On Sun, Apr 30, 2017 at 9:40 AM, Kai Krakow <[email protected]> wrote:
> Am Sun, 30 Apr 2017 09:26:16 -0700
> schrieb Jorge Almeida <[email protected]>:
>

> Well, it says "should be" enabled. It's not a requirement. You may not
> use some of htop's features like proper process grouping.

Yes, and the emerge finished withou error. But the language of the
warning suggests that nasty things would happen to such people as
would fail to comply.

>

>
> I would be interested in why you wouldn't want to use cgroups.

cgroups is NOT a pet hate of mine. I'll enable it if there is a good
reason. But I dislike enabling stuff when I don't understand the need
(and words like "correct" and "should" don't really help, and make me
think of FUD).

Besides
> being a requirement for systemd, it also has very valid use cases for

This is the well-known reason to enable cgroups. I don't use systemd.

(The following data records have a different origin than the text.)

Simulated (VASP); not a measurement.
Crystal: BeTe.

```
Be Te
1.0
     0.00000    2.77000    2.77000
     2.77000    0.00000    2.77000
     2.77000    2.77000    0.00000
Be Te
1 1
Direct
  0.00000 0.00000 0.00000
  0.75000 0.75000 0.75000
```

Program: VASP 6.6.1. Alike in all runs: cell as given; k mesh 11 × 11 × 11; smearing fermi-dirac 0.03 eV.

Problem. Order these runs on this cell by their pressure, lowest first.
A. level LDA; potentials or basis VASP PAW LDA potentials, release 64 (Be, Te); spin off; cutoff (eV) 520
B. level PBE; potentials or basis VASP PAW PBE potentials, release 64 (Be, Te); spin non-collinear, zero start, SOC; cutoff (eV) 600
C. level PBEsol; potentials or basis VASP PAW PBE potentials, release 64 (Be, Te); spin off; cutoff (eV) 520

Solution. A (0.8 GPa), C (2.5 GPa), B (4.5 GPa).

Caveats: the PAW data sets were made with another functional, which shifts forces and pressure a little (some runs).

> other software you probably use:
>
> It allows portage to properly shut down remaining processes from ebuild
> build phases by knowing exactly which processes have been spawn in the
> compile phase, and it allows openrc to better manage the processes and
> proper shut down any processes belonging to a service.

I understand that, in principle. In practice, sshd works fine without
it, for example. And portage doesn't have a cgroups related USE
variable. Doesn't mean I won't find a need for it, someday.




>
> Also you may benefit from setting resource limits and fair resource
> sharing for a group of processes where ulimit applies only to single
> processes and doesn't know about resource shares at all.
>
> Overall, it makes sense to have it.

It makes sense that the kernel has it. Should it be enabled? For a
server, probably. For a single-user workstation? Maybe.

I just think this kind of stuff shouldn't be pushed unless really
necessary, in which case the Gentoo handbook probably would say so.

(Your mail contributes to clarify the reasons why one might want to use it.)